Several years ago, I wrote the above blogpost about a young quarterback for the San Francisco Forty-Niners who had gotten himself into a bit of contoversy over his tattoos. I was sympathetic. Even though I generally hate tattoos, I came to his defense, taking the position that he shouldn't be judged solely on the amount of ink on his body, but rather by the overall quality of his character. Well, now he is once again in the news. During the playing of the national anthem before a recent pre-season game, Kaepernick refused to stand. After the game, he explained his decision to the press...

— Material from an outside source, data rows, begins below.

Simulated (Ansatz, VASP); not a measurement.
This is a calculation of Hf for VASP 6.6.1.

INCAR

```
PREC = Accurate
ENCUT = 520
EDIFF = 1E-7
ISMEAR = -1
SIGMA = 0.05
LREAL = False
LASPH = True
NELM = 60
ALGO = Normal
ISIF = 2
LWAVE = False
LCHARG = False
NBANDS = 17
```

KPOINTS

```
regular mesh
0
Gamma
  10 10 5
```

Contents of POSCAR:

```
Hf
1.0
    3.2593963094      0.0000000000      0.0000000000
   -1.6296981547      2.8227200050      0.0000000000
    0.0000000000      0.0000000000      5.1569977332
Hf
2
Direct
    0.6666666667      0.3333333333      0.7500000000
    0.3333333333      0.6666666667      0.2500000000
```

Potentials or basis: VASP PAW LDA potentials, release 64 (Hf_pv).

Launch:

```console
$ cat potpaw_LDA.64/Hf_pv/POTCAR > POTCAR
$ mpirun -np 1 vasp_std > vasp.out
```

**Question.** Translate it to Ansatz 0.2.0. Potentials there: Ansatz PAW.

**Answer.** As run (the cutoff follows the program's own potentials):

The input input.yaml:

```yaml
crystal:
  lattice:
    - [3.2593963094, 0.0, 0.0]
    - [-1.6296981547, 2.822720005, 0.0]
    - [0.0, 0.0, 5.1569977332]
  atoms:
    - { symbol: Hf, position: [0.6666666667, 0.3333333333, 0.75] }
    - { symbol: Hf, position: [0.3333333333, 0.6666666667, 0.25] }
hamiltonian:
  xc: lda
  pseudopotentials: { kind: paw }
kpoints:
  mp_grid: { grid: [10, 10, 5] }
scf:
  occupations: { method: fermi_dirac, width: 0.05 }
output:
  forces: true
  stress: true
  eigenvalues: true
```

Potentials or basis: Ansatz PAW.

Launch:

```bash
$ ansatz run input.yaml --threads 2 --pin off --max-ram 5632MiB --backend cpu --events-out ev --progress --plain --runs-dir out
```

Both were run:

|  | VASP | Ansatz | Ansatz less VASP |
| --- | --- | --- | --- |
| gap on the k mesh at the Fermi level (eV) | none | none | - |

"I am not going to stand up to show pride in a flag for a country that oppresses black people and people of color. To me, this is bigger than football and it would be selfish on my part to look the other way. There are bodies in the street and people getting paid leave and getting away with murder. This is not something that I am going to run by anybody, I am not looking for approval. I have to stand up for people that are oppressed. ... If they take football away, my endorsements from me, I know that I stood up for what is right."
When Kaepernick first ran afoul of public opinion, he was a bright comet lighting up the NFL with his aggressive style of play and amazing athleticism. He took the Forty-Niners to the Super Bowl that year and seemed destined for greatness. But it's been a tough several years for the gifted quarterback since. In the NFL, defenses adjust to comets eventually, so the comet has to adjust accordingly. Kaepernick hasn't been able to do that and now finds himself in a pitched battle with the pedestrian Blaine Gabbert to be the backup quarterback for his team...quite a precipitous fall from stardom.
Reaction among other players has been mixed. Some applauded his decision, others disagreed but defended his right to protest, others objected, calling it disrespectful to all of the men and women who have given their lives to protect us and our freedom. More cynical voices accused him of being a malcontent who can't handle his reduced role, and is seeking attention. Still others chided him for spending too much time thinking about politics and not enough time studying the playbook. It's been a very mixed bag.
I fall into the mixed category. My view on the national anthem is that when it is played at public events, respect needs to be shown. I always remove my hat, face the flag, put my hand over my heart, and sing along. Doing so does not mean that I am thrilled to the gills with every single thing going on in the country at that particular time. Neither does it mean that I support every action taken by my government, now or in the past. For me, it's an acknowledgment of gratitude that I was born here. It's a tip of the hat to all of the men and women who have sacrificed everything for the preservation of this Republic. And yes, to a certain extent, it's about...love of country...despite its many sins...love.
But, this isn't the 1970's Soviet Union. Love of country isn't coerced by gunpoint. One of the truly great things about America is that we make room for dissent. No... we don't love dissent, we don't celebrate it, but we make room for unpopular opinions. If Colin Kaepernick feels that his country is oppressing blacks and doesn't feel that he in good conscience can stand with his teammates while the national anthem is played...so what? The only thing worse than no patriotism is forced patriotism. So, I say once more....give the guy a break.